To slow climate change, the foods we eat deserve major attention, just like fossil fuel burning, says Amos Tai, an environmental scientist at the Chinese University of Hong Kong. The fuller picture of food-related emissions demonstrates that the world needs to make drastic changes to the food system if we are to reach international goals for reducing global warming.

Change from developing countries

Scientists have gained a clearer understanding of global human-related emissions in recent years through databases like EDGAR, or Emissions Database for Global Atmospheric Research, developed by the European Union. The database covers every country’s human-emitting activities, from energy production to landfill waste, from 1970 to the present. EDGAR uses a unified methodology to calculate emissions for all economic sectors, says Monica Crippa, a scientific officer at the European Commission’s Joint Research Centre.

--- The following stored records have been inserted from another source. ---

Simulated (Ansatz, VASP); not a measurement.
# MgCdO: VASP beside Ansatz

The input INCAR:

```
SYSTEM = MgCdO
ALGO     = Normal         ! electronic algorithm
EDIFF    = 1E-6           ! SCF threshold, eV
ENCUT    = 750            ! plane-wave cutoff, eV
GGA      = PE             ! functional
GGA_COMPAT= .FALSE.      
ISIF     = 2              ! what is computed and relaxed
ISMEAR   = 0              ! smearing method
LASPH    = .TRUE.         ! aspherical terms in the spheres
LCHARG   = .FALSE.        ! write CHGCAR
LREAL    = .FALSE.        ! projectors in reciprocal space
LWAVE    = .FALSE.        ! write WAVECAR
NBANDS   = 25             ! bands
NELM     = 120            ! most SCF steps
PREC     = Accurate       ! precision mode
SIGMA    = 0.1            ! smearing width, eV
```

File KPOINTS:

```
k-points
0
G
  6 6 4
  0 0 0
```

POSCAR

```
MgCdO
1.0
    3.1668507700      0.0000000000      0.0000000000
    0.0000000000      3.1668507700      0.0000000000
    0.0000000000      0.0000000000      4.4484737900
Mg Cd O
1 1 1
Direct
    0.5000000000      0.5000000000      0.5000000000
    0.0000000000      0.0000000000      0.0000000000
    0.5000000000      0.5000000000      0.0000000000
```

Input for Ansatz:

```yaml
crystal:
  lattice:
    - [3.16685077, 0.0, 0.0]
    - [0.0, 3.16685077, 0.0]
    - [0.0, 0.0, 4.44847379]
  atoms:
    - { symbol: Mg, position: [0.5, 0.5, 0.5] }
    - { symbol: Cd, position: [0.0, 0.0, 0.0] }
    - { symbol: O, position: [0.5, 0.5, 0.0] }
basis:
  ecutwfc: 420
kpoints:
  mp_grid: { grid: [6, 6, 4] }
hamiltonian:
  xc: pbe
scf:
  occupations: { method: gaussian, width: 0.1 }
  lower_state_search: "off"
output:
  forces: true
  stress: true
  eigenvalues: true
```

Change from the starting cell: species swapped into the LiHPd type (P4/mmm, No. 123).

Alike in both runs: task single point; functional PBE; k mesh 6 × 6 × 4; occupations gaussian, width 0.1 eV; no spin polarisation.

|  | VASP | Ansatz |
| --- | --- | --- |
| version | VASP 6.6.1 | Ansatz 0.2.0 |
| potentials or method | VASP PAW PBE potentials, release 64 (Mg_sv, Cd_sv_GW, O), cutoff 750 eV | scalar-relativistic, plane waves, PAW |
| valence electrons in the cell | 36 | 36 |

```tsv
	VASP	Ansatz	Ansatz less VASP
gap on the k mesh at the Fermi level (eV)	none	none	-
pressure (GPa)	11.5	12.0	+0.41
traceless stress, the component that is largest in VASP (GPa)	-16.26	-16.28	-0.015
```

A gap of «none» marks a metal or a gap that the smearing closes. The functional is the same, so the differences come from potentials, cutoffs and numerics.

Crippa and colleagues, with help from Tubiello, built a companion database of food system–related emissions called EDGAR-FOOD. Using that database, the researchers arrived at the same one-third estimate as Tubiello’s group.

Crippa’s team’s calculations, reported in Nature Food in March 2021, split food system emissions into four broad categories: land (including both agriculture and related land use changes), energy (used for producing, processing, packaging and transporting goods), industry (including the production of chemicals used in farming and materials used to package food) and waste (from unused food).

The land sector is the biggest culprit in food system emissions, Crippa says, accounting for about 70 percent of the global total. But the picture looks different across different nations. The United States and other developed countries rely on highly centralized megafarms for much of their food production; so the energy, industry and waste categories make up more than half of these countries’ food system emissions.

In developing countries, agriculture and changing land use are far greater contributors. Emissions in historically less developed countries have also been rising in the last 30 years, as these countries have cut down wild areas to make way for industrial farming and started eating more meat, another major contributor to emissions with impacts across all four categories.

As a result, agriculture and related landscape shifts have driven major increases in food system emissions among developing countries in recent decades, while emissions in developed countries have not grown.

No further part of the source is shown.